Rice Vegetable Medley

Alicia Calvo, MPH, RDN, CDCES, CEDRD

This rice is loaded with fresh vegetables like eggplant, red and yellow bell peppers, carrots, and broccoli.  Feel free to use any leftover or any variety of vegetables you may desire. Be sure to start cooking the harder or more fibrous vegetables first, then add the softer vegetables midway in cooking.  This recipe is an easy way to include more vegetables and fiber in your diet.  It makes a versatile side dish that can complement grilled vegetables, tofu, meats, chicken, or fish. 

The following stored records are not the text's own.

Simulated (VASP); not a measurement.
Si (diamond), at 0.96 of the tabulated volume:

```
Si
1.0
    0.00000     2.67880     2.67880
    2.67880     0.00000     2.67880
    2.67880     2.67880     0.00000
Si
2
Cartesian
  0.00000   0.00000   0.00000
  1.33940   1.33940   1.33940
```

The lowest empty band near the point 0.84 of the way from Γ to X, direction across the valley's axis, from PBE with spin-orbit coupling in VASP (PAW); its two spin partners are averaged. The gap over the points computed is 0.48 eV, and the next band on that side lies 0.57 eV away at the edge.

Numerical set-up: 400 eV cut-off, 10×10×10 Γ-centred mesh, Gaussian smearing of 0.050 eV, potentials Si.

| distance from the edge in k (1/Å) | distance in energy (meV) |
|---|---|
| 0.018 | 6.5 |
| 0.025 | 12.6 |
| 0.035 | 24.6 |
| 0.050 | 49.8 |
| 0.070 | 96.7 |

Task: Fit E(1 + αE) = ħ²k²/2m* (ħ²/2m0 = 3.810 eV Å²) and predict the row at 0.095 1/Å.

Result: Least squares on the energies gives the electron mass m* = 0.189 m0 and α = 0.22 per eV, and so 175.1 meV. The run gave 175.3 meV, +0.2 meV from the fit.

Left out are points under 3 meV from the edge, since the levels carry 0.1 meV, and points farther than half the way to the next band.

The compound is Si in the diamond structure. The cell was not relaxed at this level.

Prep Time: 10min | Cook Time: 20min | Total Time: 30 min. | Serves 4 - 6

Ingredients:

  • 2 Tablespoons Olive oil

  • ½ cup carrots, diced

  • ½ cup eggplant, diced

  • ½ red bell pepper, diced

  • 1 cup long grain brown or white rice, rinsed thoroughly and strained

  • 1 – 15 oz. can chicken or vegetable broth

  • Salt and pepper to taste

Instructions:

  1. Heat olive oil in a large skillet over medium heat.  Add diced vegetables and cook until softened, about 3 minutes.

  2. Stir and toast rinsed and strained rice with cooked vegetables.

  3. Add broth.  Bring to a boil.  Then turn heat down to low-medium and let simmer covered for 20 minutes or until rice is cooked. 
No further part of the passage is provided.